The U.S. Supreme Court only takes a very small percentage of the cases that pass through the U.S. court system each year.
“I think (the U.S. Supreme Court gets) about 5,000 to 6,000 of what’s called writ of certs a year, basically asking the court to take a case, and grants 80 to 100 per year,” said Chris Donovan, an attorney at Pruhs & Donovan S.C. in Milwaukee who brought a Milwaukee federal criminal case before the Supreme Court last year. “It’s relatively rare.”
One of the cases the Court took up this session involved several Milwaukee-area companies represented by a local firm. At issue is whether the federal Natural Gas Act preempted state antitrust claims based on a conspiracy to inflate prices in retail natural gas sales from 2000 to 2002.
The Wisconsin plaintiffs in the case are: Wauwatosa-based engine manufacturer Briggs & Stratton Corp.; Menomonee Falls-based commercial printer Arandell Corp.; Cudahy-based forging company ATI Ladish LLC (which has since been acquired); Kenosha-based Carthage College; Middleton-based animal nutrition provider Merrick’s Inc.; Wisconsin Rapids-based NewPage Wisconsin System Inc.; and Plymouth-based Sargento Foods Inc.
Robert Gegios of Glendale law firm Kohner, Mann & Kailas S.C. is representing the companies in the case.
According to KMK, Wisconsin businesses and residents consume up to $3.5 billion in natural gas per year, which is almost 2 percent of state GDP. It is the primary energy source for a variety of Wisconsin businesses, including electricity generation, metal working, food processing, brewing and dairy processing.

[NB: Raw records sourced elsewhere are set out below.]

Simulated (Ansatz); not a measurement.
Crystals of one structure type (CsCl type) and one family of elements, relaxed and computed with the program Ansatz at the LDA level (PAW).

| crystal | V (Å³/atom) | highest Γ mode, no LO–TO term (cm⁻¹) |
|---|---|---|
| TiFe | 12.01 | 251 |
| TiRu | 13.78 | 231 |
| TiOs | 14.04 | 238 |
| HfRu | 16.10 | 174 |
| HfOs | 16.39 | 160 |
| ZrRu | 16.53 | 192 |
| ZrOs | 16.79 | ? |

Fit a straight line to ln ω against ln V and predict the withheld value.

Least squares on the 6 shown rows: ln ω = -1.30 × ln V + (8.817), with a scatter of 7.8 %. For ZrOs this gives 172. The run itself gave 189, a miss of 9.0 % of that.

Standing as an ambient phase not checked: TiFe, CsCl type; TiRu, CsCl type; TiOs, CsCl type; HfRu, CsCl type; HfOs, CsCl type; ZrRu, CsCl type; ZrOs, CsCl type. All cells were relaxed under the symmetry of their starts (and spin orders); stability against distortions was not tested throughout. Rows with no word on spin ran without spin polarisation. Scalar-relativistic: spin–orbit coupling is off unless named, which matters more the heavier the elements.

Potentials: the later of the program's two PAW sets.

“Between 2000 and 2002, the retail price of natural gas in Wisconsin rose dramatically,” according to the brief for the Wisconsin respondents. “For instance, the city-gate price for natural gas in Wisconsin increased from $2.94 per thousand cubic feet in January 2000, to a price of $9.92 per thousand cubic feet in January 2001. On average, prices during this period more than doubled. That dramatic spike was the result of a conspiracy among petitioners. The victims of the conspiracy include industrial and commercial users of natural gas who consumed it. These Wisconsin businesses were injured by the exorbitantly high prices paid for natural gas as a result of petitioners’ wrongful acts.”
The Wisconsin plaintiffs represent a proposed class action that could include hundreds of Wisconsin businesses impacted by the alleged price manipulation.
The case before the Supreme Court, Oneok Inc. v. Learjet Inc., also includes claims from several other states where state antitrust laws came into conflict with the federal regulation related to natural gas pricing. KMK submitted the brief representing the Wisconsin respondents in the case in November, and the Supreme Court justices held oral arguments in the case in January. A decision is expected to come down any day now, and will definitely be released before the justices end this session in June or July.
It’s been a long and complicated road to the U.S. Supreme Court since the initial Wisconsin case was filed in 2006, but most recently Kohner, Mann & Kailas helped overturn a district court’s ruling that the Natural Gas Act preempted state antitrust laws, which would have prevented the plaintiffs from using Wisconsin’s antitrust laws to secure damages for the alleged manipulation of their natural gas costs. KMK appealed the ruling to the U.S. Court of Appeals for the Ninth Circuit on behalf of its Wisconsin business clients, and that court reversed the district court’s decision.
The natural gas company defendants then took the case to the U.S. Supreme Court, hoping for a reversal of the Ninth Circuit decision.
“All we’re asking for is a fair recovery,” Gegios said. “They did significant, substantial harm to Wisconsin businesses, the Wisconsin economy.”
The group of natural gas companies that appealed the case to the Supreme Court, which include major energy providers ONEOK Inc. and Shell Energy North America L.P., argue that the Federal Energy Regulatory Commission has sole authority to regulate their alleged price manipulation practices. The claims being brought by states in the case could add up to billions of dollars in payouts for the natural gas providers, and allowing individual states to bring antitrust claims throws the energy companies into “regulatory chaos.”
“FERC’s orders regulating index-reporting practices sought to give jurisdictional sellers clear rules to guide their conduct,” the petitioners’ brief reads. “Respondents’ use of state law to impose liability for those same practices threatens to undermine that uniform regulatory scheme and replace it with a morass under which individual states can impose their own conflicting standards.”
After nine years of trying to recover for the Wisconsin businesses, Gegios is hoping for a quick decision from the Supreme Court affirming the Ninth Circuit decision that the Wisconsin firms can pursue the antitrust issue. If that happens, the case could come back to federal court in Madison to be tried on its merits.
“We just want to get to the merits as soon as we can and get these matters to a courtroom to be tried,” he said.
If the Supreme Court decision is in the Wisconsin plaintiffs’ favor, it would allow the state to more easily argue it should not be superseded by federal agencies going forward, Gegios said.
While KMK is up against some of the country’s top law firms, Gegios said he isn’t intimidated and feels the Wisconsin companies’ case is strong.
“It’s not unusual for our firm in particular to do battle against very large firms and companies,” he said. “We don’t shy away from big controversies against firms bigger than we are. That’s how you handle a case like this. You outdo everybody by just working better and more than they will.”